From DPWiki
Jump to navigation Jump to search

The Latin-1 Palette

Click Guiguts Tb-latin1.png in the toolbar or use Help> Latin-1 Chart to open a small palette displaying the special characters of the Latin-1 set. Click on a character in the palette to insert either the character or its HTML entity at the insertion point.

The Unicode Menu, Lookup, and Search

You can access Unicode characters in three ways.

The Unicode Menu

Single-click Unicode in the menu bar to open a long menu listing blocks of characters. The list is ordered alphabetically by the titles of the blocks. (This menu may extend off the bottom of the screen. In Windows you can scroll it to see all entries; the last one is "Unified Canadian Aboriginal Syllabics." In Linux and OS X it does not scroll and you cannot reach all entries. A simple way to work around this bug is to open the guiguts.pl file in a text editor and comment out all the languages that you cannot imagine working with. This will make the list considerable shorter.)

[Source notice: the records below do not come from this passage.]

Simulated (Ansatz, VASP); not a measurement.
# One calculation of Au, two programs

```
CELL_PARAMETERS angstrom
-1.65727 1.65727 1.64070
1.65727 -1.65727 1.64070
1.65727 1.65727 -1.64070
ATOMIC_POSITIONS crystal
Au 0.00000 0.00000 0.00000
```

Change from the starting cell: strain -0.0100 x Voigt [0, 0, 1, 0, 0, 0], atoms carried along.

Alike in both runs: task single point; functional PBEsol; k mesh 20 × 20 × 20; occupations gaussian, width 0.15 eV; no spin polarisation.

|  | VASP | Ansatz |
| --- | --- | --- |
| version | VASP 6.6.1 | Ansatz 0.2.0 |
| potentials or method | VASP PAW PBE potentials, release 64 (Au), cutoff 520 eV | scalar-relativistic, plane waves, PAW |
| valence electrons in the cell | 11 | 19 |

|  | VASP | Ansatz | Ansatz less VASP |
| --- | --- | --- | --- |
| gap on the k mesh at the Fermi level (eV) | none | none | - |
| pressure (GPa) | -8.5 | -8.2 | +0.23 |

Click on one of the block names to open a palette displaying the characters in that block. If the font you are using does not contain certain characters, those characters display as blanks or empty boxes. Hover the mouse over a character; a "tool tip" pops up listing the official caption and decimal and hex values of that character. Click the character to insert it in the document. At the top of a palette you can select whether the palette will insert the Unicode character itself, or the HTML entity for it.

Support for the feature of pop-up tool tips in the Unicode palettes can make the palettes slow to load the first time each is used. You can disable the feature by changing the name of the file Unicode in the Guiguts folder to any other name.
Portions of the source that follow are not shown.